The rise of “the project” as an important means of competing and creating value has profound implications for those in leadership roles. Unfortunately, in many cases, the evolution in leadership practices has not kept pace with the needs of project teams or the needs of organizations struggling to develop competence at executing on projects.
Our traditional models of leadership emphasize the development of skills and practices that focus on individuals and teams generally operating under the umbrella of a single functional leader. However, firms moving towards a project-focused culture tend to start by overlaying a matrix form project management structure on top of the traditional functional orientation. This new and non-traditional environment offers a host of new problems and challenges for leaders used to being masters of their own domains.

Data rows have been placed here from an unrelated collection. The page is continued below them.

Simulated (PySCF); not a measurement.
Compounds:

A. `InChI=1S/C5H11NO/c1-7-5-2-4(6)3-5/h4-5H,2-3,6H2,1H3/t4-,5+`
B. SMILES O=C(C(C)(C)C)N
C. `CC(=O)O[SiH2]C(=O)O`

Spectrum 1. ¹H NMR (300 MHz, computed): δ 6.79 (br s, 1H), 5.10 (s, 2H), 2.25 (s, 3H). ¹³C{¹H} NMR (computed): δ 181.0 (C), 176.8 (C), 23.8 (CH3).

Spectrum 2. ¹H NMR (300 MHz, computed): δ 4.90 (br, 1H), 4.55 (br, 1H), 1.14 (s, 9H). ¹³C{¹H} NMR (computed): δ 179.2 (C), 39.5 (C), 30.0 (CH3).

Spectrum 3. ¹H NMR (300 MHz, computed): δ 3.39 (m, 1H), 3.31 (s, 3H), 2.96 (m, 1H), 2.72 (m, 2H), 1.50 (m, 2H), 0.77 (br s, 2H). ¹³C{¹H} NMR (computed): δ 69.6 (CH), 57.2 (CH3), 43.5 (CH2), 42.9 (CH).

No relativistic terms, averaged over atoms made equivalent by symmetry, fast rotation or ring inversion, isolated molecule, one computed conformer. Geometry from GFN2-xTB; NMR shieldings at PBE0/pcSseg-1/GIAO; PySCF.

As a sidebar, while the project management discipline is well established and the role of the formal project manager is growing in importance and popularity, both my own anecdotal evidence and the many reports and studies on project performance indicate that we’ve not yet cracked the code on managing projects for success. In my work as a consultant and as a project management educator at the graduate level, I have few qualms in suggesting that the majority of the organizations that attempt what I’ve described above…imposing a matrix format on a functional orientation, struggle and flounder with their projects. Leadership or the lack of appropriate leadership support is a key issue in project failure.
8 Suggestions for Leading and Succeeding Inside the Project Matrix
- First, recognize that the rules of the game have changed. Your mission is no longer about optimizing results within your functional boundaries. Your emphasis is on providing resources and support for teams that aren’t yours.
- You enhance your position by supplying the strongest possible talent for work on project teams, not by hoarding this talent for your own purposes. Pony up.
- Your talent development efforts must now incorporate the development of skills and experience working within the matrix. Translation: you need to help teach and develop individuals that are comfortable and competent working on multiple initiatives for multiple teams.
- From time to time, complex project challenges will require your functional area’s direct support for resolution. This is a time for you and your colleagues to shine. Run, don’t walk and offer your help.
- Be aware of fluctuations and perturbations in the matrix. The brunt of the stress and complexity falls on the people doing the work. Communication, problem-solving, negotiation and prioritization are all complex in a matrix environment, and you can help by stepping in and facilitating solution development. Your efforts to reduce stress and complexity will pay off in the form of increased team performance and improved project execution.
- Hug a project manager today. OK, maybe not literally, but it’s a great practice to reach out and cultivate a relationship with your firm’s project managers. These busy individuals are at the epicenter of a firm’s key initiatives and have a unique view on the challenges, opportunities and the organization’s talent pool. Plus, develop a good reputation for supporting the project managers and this will pay dividends when you are looking for support for initiatives that impact your area of responsibility.
- Leverage the emerging project environment to expand your reach and grow your career. Top management is looking for leaders that understand how to help make things happen in an increasingly complex and hostile global marketplace. Your active involvement and contribution to project team success will highlight that you’ve moved beyond yesterday’s approaches to leading.
- Master the role of project sponsor. If you are at the level where you are eligible to serve as a project sponsor, sign-on and do everything possible to help the project succeed. Don’t make the common mistake of viewing this role as a token or honorary position. Good sponsors work hard to support their project teams. And don’t forget the Kevlar vest for others outside your project team that will have plenty of reason to take aim should things go wrong. This is the time when great sponsors shine.
The Bottom-Line for Now:
Never turn down an opportunity to enhance your leadership skills. The increasingly important project-orientation of organizations offers a myriad of opportunities for you to develop new skills and try on new approaches. You can remain stubborn and insist on leading from a functional view-point, but in this case, your view might just be from the back of the unemployment line. It’s time to enter the matrix.